Razorfish, a digital advertising and marketing firm, segments users and customers based on the collection and analysis of non-personally identifiable data from browsing sessions. Doing so requires applying data mining methods across historical click streams to identify effective segmentation and categorization algorithms and techniques. These click streams are generated when a visitor navigates a web site or catalog, leaving behind patterns that can indicate a user’s interests. Algorithms are then implemented on systems that can batch execute at the appropriate scale against current data sets ranging in size from dozens of Gigabytes to Terabytes. The algorithms are also customized on a client-by-client basis to observe online/offline sales and customer loyalty data. Results of the analysis are loaded into ad-serving and cross-selling systems that in turn deliver the segmentation results in real time.

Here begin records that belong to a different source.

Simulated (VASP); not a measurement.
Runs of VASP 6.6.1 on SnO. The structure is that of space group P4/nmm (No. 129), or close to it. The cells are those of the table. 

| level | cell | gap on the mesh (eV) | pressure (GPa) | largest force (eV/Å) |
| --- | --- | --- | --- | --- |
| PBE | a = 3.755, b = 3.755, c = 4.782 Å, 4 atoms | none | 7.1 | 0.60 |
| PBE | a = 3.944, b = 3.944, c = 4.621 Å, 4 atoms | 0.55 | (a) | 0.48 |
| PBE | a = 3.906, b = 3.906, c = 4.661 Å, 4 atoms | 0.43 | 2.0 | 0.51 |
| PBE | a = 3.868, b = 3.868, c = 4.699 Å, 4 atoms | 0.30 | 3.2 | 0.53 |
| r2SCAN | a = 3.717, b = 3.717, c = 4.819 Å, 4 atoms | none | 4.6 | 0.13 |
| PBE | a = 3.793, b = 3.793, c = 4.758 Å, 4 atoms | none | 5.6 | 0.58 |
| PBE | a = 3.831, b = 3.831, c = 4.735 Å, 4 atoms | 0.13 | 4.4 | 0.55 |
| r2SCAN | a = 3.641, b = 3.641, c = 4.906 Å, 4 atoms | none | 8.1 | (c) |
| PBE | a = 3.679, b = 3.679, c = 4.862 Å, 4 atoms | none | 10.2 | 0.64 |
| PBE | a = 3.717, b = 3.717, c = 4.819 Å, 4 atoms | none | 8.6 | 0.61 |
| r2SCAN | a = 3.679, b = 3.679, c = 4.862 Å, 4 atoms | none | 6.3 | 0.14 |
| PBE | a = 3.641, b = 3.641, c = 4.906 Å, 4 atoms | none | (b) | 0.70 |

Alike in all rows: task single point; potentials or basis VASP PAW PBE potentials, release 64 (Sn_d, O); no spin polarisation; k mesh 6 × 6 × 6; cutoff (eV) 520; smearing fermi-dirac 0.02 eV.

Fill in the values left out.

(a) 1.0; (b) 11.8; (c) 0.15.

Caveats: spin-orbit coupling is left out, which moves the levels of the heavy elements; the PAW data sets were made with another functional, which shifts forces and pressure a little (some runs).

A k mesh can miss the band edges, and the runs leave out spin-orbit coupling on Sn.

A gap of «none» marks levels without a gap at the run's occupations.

A common issue Razorfish has found with customer segmentation is the need to process gigantic click stream data sets. These large data sets are often the result of holiday shopping traffic on a retail website, or sudden dramatic growth on the data network of a media or social networking site. Building in-house infrastructure to analyze these click stream datasets requires investment in expensive “headroom” to handle peak demand. Without the expensive computing resources, Razorfish risks losing clients that require Razorfish to have sufficient resources at hand during critical moments. In addition, applications that can’t scale to handle increasingly large datasets can cause delays in identifying and applying algorithms that could drive additional revenue. As the sample data set grows (i.e. more users, more pages, more clicks), fewer applications are available that can handle the load and provide a timely response. Meanwhile, as the number of clients that utilize targeted advertising grows, access to on-demand compute and storage resources becomes a requirement. It was thus imperative for Razorfish to implement customer segmentation algorithms in a way that could be applied and executed independently of the scale of the incoming data and supporting infrastructure.
Prior to implementing Amazon Web Services (AWS), Razorfish relied on a traditional hosting environment that utilized high-cost SAN equipment for storage, a proprietary distributed log processing cluster of 30 servers, and several high-end SQL servers. In preparation for the 2009 holiday season, demand for targeted advertising increased. To support this need, Razorfish faced a potential cost of over $500,000 in additional hardware expenses, a procurement time frame of about two months, and the need for an additional senior operations/database administrator. Furthermore, due to downstream dependencies, they needed their daily processing cycle to complete within 18 hours. However, given the increased data volume, Razorfish expected their processing cycle to extend past two days for each run even after the potential investment in human and computing resources.
Why Amazon Web Services
To deal with the combination of huge datasets and custom segmentation targeting activities, coupled with price sensitive clients, Razorfish decided to move away from their rigid data infrastructure status quo. This migration helped Razorfish process vast amounts of data to handle the need for rapid scaling at both the application and infrastructure levels. Razorfish selected Ad Serving integration, AWS, Amazon Elastic MapReduce (a hosted Apache Hadoop service), Cascading, and a variety of chosen applications to power their targeted advertising system based on these benefits:
Efficient: Elastic infrastructure from AWS allows capacity to be provisioned as needed based on load, reducing cost and the risk of processing delays. Amazon Elastic MapReduce and Cascading lets Razorfish focus on application development without having to worry about time-consuming set-up, management, or tuning of Hadoop clusters or the compute capacity upon which they sit.
Ease of integration: Amazon Elastic MapReduce with Cascading allows data processing in the cloud without any changes to the underlying algorithms.
Flexible: Hadoop with Cascading is flexible enough to allow “agile” implementation and unit testing of sophisticated algorithms.
Adaptable: Cascading simplifies the integration of Hadoop with external ad systems.
Scalable: AWS infrastructure helps Razorfish reliably store and process huge (Petabytes) data sets.
The AWS elastic infrastructure platform allows Razorfish to manage wide variability in load by provisioning and removing capacity as needed. Mark Taylor, Program Director at Razorfish, said, “With our implementation of Amazon Elastic MapReduce and Cascading, there was no upfront investment in hardware, no hardware procurement delay, and no additional operations staff was hired. We completed development and testing of our first client project in six weeks. Our process is completely automated. Total cost of the infrastructure averages around $13,000 per month. Because of the richness of the algorithm and the flexibility of the platform to support it at scale, our first client campaign experienced a 500% increase in their return on ad spend from a similar campaign a year before.”